Markdown

Manifest: GPU operator ClusterPolicy¶

Scope: the ClusterPolicy CRD (apiVersion: nvidia.com/v1) that is the single source of truth for an NVIDIA GPU Operator install. It covers the driver, toolkit, devicePlugin, dcgmExporter, dcgm, migManager, nodeStatusExporter and validator component blocks, how most map closely to a Helm value, and how to read status.state to know the stack is healthy. Verify with kubectl get clusterpolicy (STATUS ready) and describe for the per-component conditions.

Reference template from the upstream NVIDIA GPU Operator chart (pinned v26.3.2) and its config/samples/v1_clusterpolicy.yaml / clusterpolicy_types.go. Not hardware-tested here. The Helm chart renders this CR as cluster-policy; do not hand-edit it in parallel with helm upgrade. Pin chart and image versions and apply via GitOps. Builds on Kubernetes & Helm: GPU Platform §1.

flowchart TB
  HELM["helm install gpu-operator<br/>--set driver.enabled=..."] --> CP["ClusterPolicy cluster-policy<br/>nvidia.com/v1"]
  CP --> DRV["driver DaemonSet"]
  CP --> TK["toolkit DaemonSet"]
  CP --> DP["devicePlugin DaemonSet"]
  CP --> DCGM["dcgm + dcgmExporter"]
  CP --> MIG["migManager"]
  CP --> VAL["validator (gates readiness)"]
  VAL --> ST["status.state = ready"]

What it is¶

ClusterPolicy is a cluster-scoped CRD in the nvidia.com/v1 group. One CR named cluster-policy declares the desired state of every component the GPU Operator manages; the operator reconciles each spec.<component> block into a DaemonSet (or Deployment) and reports aggregate health in status.state. You normally never write this YAML by hand. helm install nvidia/gpu-operator renders it from values.yaml, and most --set <component>.<field>=... flags in the hub map onto a field on this object (a few values, e.g. component version for validator/nodeStatusExporter, which track the chart appVersion, have no direct --set equivalent). Reading and patching the CR directly is the escape hatch for day-2 changes and the thing you describe when a component is wedged.

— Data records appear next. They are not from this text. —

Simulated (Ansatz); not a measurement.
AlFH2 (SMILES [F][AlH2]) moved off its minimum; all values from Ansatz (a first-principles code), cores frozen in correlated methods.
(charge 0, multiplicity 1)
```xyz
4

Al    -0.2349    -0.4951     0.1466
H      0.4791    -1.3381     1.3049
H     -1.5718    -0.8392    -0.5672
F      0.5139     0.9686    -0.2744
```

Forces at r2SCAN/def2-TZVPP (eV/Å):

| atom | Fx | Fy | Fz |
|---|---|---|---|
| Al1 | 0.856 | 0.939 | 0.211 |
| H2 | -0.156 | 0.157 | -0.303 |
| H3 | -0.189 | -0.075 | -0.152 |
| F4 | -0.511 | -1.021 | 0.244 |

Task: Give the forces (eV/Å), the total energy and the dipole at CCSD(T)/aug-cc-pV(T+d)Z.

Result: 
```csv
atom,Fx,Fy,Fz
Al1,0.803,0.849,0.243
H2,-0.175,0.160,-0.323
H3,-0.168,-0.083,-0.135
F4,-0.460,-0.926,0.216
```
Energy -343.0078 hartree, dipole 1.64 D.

Two hard rules from upstream:

spec: {} is invalid. An empty spec fails to deploy; the operator needs at least the component toggles. ¹
ClusterPolicy and the standalone NVIDIADriver CRD are mutually exclusive. Pick one driver-management model per cluster. Set driver.useNvidiaDriverCRD: true only if you are driving the driver through the separate NVIDIADriver CR. ²

The component blocks (driver, toolkit, devicePlugin, dcgmExporter, dcgm, migManager, nodeStatusExporter, validator) share a common shape: enabled, repository, image, version, imagePullPolicy, imagePullSecrets, args, env, resources, and (where applicable) config. They map onto the same Go struct fields. ³

Prerequisites¶

A Kubernetes cluster (operator v26.3.2 supports current upstream K8s; check the platform support matrix for your exact version). ⁶
Node Feature Discovery: bundled and enabled by the chart unless you point it at an existing NFD (nfd.enabled).
Decide the driver model first: container-installed driver (driver.enabled: true) or host/pre-installed driver (driver.enabled: false). Never run both; a container driver fighting a host driver leaves the node NotReady (hub §1, Ansible bring-up).
Decide the MIG strategy (mig.strategy: none / single / mixed) before install; switching it later re-rolls the device plugin (MIG mode).
kubectl access with rights to read/patch clusterpolicies.nvidia.com and to the gpu-operator namespace (RBAC for the operators).
Helm 3 and the NVIDIA chart repo added.

The manifest¶

The chart renders the CR; this is the equivalent explicit object, trimmed to the blocks in scope and pinned. Field names are taken verbatim from clusterpolicy_types.go and the upstream sample. ³⁴ Image coordinates are the v26.3.2-era chart defaults; pin them rather than relying on :latest. ⁵

# clusterpolicy.yaml  (rendered by the chart as "cluster-policy")
apiVersion: nvidia.com/v1
kind: ClusterPolicy
metadata:
  name: cluster-policy
spec:
  operator:
    runtimeClass: nvidia            # RuntimeClass GPU pods select; the toolkit runtime is auto-detected (no defaultRuntime)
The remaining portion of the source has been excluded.